The Grind

Right now it feels as if I’m just grinding along. In an attempt to prolong what’s left of my savings, thus giving me time to sell my book, I am working more hours. I’m getting up to an alarm 5 days of the week now. Gone is the midweek “weekend.” No more time for daydreaming on the sun porch while ideas float about my brain. There is little time left for my other job – writing. Survival is pretty much the focus now.

For the first few years, when I could balance work, writing, and social time, I didn’t feel the need to take time off and go on a vacation. Now that the work leg of my stool is getting longer and longer, I feel the need to balance things out, except I can’t really afford a vacation. I was very generously given a raise after almost 3 years on the job, but immediately watched my rent go up significantly, and thanks to ACA sabotage, my health insurance quadrupled. I have a dental appointment this week and probably need a crown. I owe what feels like a hefty amount in taxes. One step forward, five steps back. I’ll just have to tighten things up even more, and keep dreaming of a week of relaxation with sand between my toes and bathtub warm water so clear I can see those grains of sand. Hopefully someday before I die.

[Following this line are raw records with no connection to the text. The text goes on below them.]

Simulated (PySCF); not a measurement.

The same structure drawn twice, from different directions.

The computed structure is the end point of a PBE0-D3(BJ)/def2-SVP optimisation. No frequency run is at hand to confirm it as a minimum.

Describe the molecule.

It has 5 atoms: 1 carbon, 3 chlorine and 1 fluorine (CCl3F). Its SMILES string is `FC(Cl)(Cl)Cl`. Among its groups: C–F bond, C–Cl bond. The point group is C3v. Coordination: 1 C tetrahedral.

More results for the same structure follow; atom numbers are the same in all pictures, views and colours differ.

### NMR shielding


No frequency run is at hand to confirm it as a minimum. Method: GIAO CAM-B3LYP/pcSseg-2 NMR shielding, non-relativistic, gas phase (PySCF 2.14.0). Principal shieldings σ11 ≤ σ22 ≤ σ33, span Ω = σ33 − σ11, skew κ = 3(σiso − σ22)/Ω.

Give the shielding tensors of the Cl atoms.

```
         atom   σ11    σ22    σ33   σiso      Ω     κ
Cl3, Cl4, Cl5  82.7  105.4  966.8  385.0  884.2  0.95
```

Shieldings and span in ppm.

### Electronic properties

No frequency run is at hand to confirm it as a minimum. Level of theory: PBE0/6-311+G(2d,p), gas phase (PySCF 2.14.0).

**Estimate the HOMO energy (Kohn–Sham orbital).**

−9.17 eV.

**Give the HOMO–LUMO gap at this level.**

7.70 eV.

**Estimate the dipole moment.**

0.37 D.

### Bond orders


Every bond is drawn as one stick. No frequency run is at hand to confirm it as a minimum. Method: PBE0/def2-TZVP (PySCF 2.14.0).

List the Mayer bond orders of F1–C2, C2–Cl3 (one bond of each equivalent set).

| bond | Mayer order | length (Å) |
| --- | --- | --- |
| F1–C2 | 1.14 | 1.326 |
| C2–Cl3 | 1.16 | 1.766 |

More work, more stress, less fun, less daydreaming… none of it makes for productive writing time. I was told I needed to focus on two things this year: patience and discipline. So far that is proving true. I need the patience to see the agent/publisher search to its conclusion. I need discipline to keep writing… to grind it out. Not how I work best, but what else can I do? The safety net is being dismantled, leaving me with few options if this all blows up in my face. I must grind.

The grind of querying is also back on. I had one rejection within 24 hours. However, I’ve received none since, and while I may be grasping at straws, I actually see a glimmer of hope with one. I’m using a website called querytracker.net. I originally thought a spreadsheet would work just fine for tracking my queries and didn’t see the benefit of online tracking. I was wrong. My spreadsheet only contained my query information. Query Tracker contains the query information of every author who uses the site, which seems to be a whole lot of them. I can see the queries an agent has received — genre, word count, and date submitted. When the author receives a response, that is also displayed. One particular agent I queried, who seems ideally suited for my story, has rejected submissions made before I submitted, as well as some after I submitted. Mine and a couple of others have not received a response. While this could mean any number of things, such as: my manuscript is making the rounds of the agency so they can make fun of how bad it is; or like my original birth certificate, my submission fell behind a filing cabinet never to be found again; or the rejection got lost in cyberspace. It could mean any one of those things, but I’m choosing to believe that it means I made it past the junior agent and my submission is now sitting in a pile, waiting to be read. Even a nibble fills me with hope.

Now limited to a 2-day weekend, I spent one precious day yesterday cleaning, catching up on my finances, and doing my taxes. That leaves today for really focusing on writing. I finally found the scene/direction I’ve been missing in order to move forward with book two, and despite feeling the grind, I’m looking forward to spending a day lost in adventure. And in the breaks, I’ll daydream about having more days like today during the week, and warm, sandy beaches, and hopefully that will get me through the grind. Hopefully someday it will all be worth it.